I setup a HDP 2.6 cluster, where I created a huge Hive table (50 mio rows, about 500 GB of ORC Files).
Now I'm playing around in Zeppelin and query the data. Here I discovered the following behavior:
When I run a query with the LIMIT clause and print the resulting dataframe, it takes ~3 seconds to finish it. Spark History UI shows 1 Task.
%spark2
sqlContext.clearCache()
val df = sqlContext.sql("SELECT valuelist FROM mydb.mytable limit 10")
df.show()
Afterwards, I added a second dataframe, just to play around with new columns, nothing specific (see query below). Now the query takes minutes and Spark History shows ~4000 Tasks (still with the LIMIT clause).
%spark2
sqlContext.clearCache()
val df = sqlContext.sql("SELECT valuelist FROM mydb.mytable limit 10")

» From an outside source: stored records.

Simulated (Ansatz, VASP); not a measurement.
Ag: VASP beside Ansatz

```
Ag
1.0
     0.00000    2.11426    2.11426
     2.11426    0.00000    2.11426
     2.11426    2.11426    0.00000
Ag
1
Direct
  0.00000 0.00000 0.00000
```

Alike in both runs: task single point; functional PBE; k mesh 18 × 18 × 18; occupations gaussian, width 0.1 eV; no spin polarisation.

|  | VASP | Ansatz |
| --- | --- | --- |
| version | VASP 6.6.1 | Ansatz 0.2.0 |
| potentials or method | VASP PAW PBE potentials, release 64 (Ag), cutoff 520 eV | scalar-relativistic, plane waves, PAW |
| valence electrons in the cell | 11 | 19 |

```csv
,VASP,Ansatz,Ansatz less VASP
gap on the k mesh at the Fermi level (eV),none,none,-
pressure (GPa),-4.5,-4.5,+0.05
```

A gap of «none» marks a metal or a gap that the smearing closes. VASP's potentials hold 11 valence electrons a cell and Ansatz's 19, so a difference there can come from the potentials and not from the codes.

// With these rows it takes minutes!
val df2 = df.withColumn("valuelist_array", df.col("valuelist"))
df2.show()
Same behavior when I just call the cache method before showing the dataframe: Takes minutes and about 4000 Tasks (with LIMIT clause):
%spark2
// Takes also minutes now, when I add the cache call!
sqlContext.clearCache()
val df = sqlContext.sql("SELECT valuelist FROM mydb.mytable limit 10").cache()
df.show()
Why is Spark using the 4000 tasks (seems like it does a full table scan) when I re-use the DataFrame or if I want to cache it?
Thanks for your helpful explanations!